If you don’t know ahead of time it may come as a surprise to you that Quentin Tarantino does not direct the new action film “Smokin Aces”. That is certainly high praise for writer/director Joe Carnahan and it is praise that is well earned. Carnahan has the knack of shocking his audience with scenes of brutal violence but making the violence part of the scene so it is believable and makes sense within the confines of the action of the moment. Carnahan makes sure to almost hypnotize his audience with his violent vision and keep us highly entertained for almost two hours. This is a rare studio film opening in one of the worst months for movies that is truly exciting and entertaining. And it isn’t for the faint of heart. Its violence is strong and unbiased.
“Smokin Aces” tells the story of one Buddy “Aces” Israel, a Las Vegas performer so popular he is being introduced on stage by none other then Wayne Newton himself. Buddy is at the top of his game at magic tricks and has the habit of having a deck of cards handy where he performs sleight of hand tricks without ever breaking eye contact as he converses.

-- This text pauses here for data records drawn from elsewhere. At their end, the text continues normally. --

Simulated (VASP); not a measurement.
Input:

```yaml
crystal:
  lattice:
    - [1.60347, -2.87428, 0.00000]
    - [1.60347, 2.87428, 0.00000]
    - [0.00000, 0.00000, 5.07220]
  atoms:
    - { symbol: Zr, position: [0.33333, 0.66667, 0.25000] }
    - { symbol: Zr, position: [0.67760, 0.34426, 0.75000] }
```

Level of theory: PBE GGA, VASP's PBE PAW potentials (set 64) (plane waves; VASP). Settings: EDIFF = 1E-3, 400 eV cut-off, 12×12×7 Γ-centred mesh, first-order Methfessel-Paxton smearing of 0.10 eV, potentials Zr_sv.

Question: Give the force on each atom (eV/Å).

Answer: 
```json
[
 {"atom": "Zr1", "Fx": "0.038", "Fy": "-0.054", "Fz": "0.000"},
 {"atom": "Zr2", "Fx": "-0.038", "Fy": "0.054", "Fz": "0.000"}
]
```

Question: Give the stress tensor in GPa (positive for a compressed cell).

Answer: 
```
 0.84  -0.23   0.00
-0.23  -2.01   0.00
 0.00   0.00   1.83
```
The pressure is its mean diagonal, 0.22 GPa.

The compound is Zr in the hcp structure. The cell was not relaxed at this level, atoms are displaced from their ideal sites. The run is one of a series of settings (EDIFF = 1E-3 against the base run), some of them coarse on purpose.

Buddy, much like Frank Sinatra, gets his feet wet in the mafia underworld but, unlike Sinatra, gets greedy and demands more of the piece of the pie. Buddy eventually gets too big for his own magical britches and angers the big boys that helped him get in on the action. Buddy agrees to betray these big boys to the Feds in exchange for a new life in the witness relocation program.
Primo Sparazza, Buddy’s former mentor, is too old and too ill to worry about jail and announces that he wants Buddy dead and offers a $1 million bounty to anyone who brings Buddy’s heart as proof the deed is done.
This gets the film’s main plot in motion as the chase begins. The FBI, headed by a tough deputy (Andy Garcia), dispatches agents Ray Liotta and Ryan Reynolds to Lake Tahoe, where Buddy is in hiding in a resort penthouse. They need to get there before the mob does. Or anyone else.
Carnahan then introduces us to a series of killers who have all received word of the bounty on Buddy and all intend on collecting. This is an odd but eclectic group and each has their own distinct and unique method of killing.
Most interesting, and frightening, may be a group of three men known as the Tremors. They look like skinheads and freely use anything from high-powered weapons to chainsaws to take care of their victims or anyone that stands in their way.
Singer Alicia Keys makes her screen debut as a lesbian hit woman who used the power of sex to get close to her victims. Keys makes an impressive debut and appears to have another avenue of success ahead of her should she choose to accept it.
Two more hit men added to the mix include Acosta, a man who specializes in torture, and Soot, who kills his victims and then makes molds of their faces so he can convincingly disguise himself to gain access to his victim.
Added to the mix is Ben Affleck in a role that reminds us (after his strong turn as George Reeves in “Hollywoodland”) that there are still some acting chops left inside him. Here he plays a bail bondsman hired by a desperate, cross dressing attorney (nicely played by Jason Bateman, in an all too brief role) to find the bail-jumping Buddy. He brings along two cohorts to saddle Buddy and encounter some very unexpected obstacles. Affleck’s brief scene with one of the Tremor boys is a highlight.
As everyone starts to converge on the resort in Lake Tahoe, along with some unsuspecting security guards and hookers, gunplay and bloodshed come to the forefront as each killer tries to take a step closer to the bounty while the unsuspecting Buddy whiles away the day waiting for sex and drugs.
The performances here are all first rate. Jeremy Piven is spot on as the apparently doomed performer who got too much too soon and wanted more at any price. Ray Liotta reminds us that he is a compelling performer in the right role and Ryan Reynolds, heretofore known for mostly gross out comedies like “Waiting,” is quite good as Liotta’s partner who wants an explanation for everything and still believes that what is right is right.
Carnahan does a terrific job of juggling each story back and forth without ever getting too bogged down in one story and forgetting the others. He has a knack for action scenes (there is one brilliant sequence when two foes realize who the other is in an elevator) and keeps things moving with a tight script. He even throws in a nice twist at the end that is completely unexpected but totally convincing.
“Smokin Aces” is the kind of film you expect to see playing at theaters during the summer. Then again, maybe not. This film is action packed and violent but it is also intelligent and extremely well made.
How often do you think that about an action movie while putting a coat and gloves on?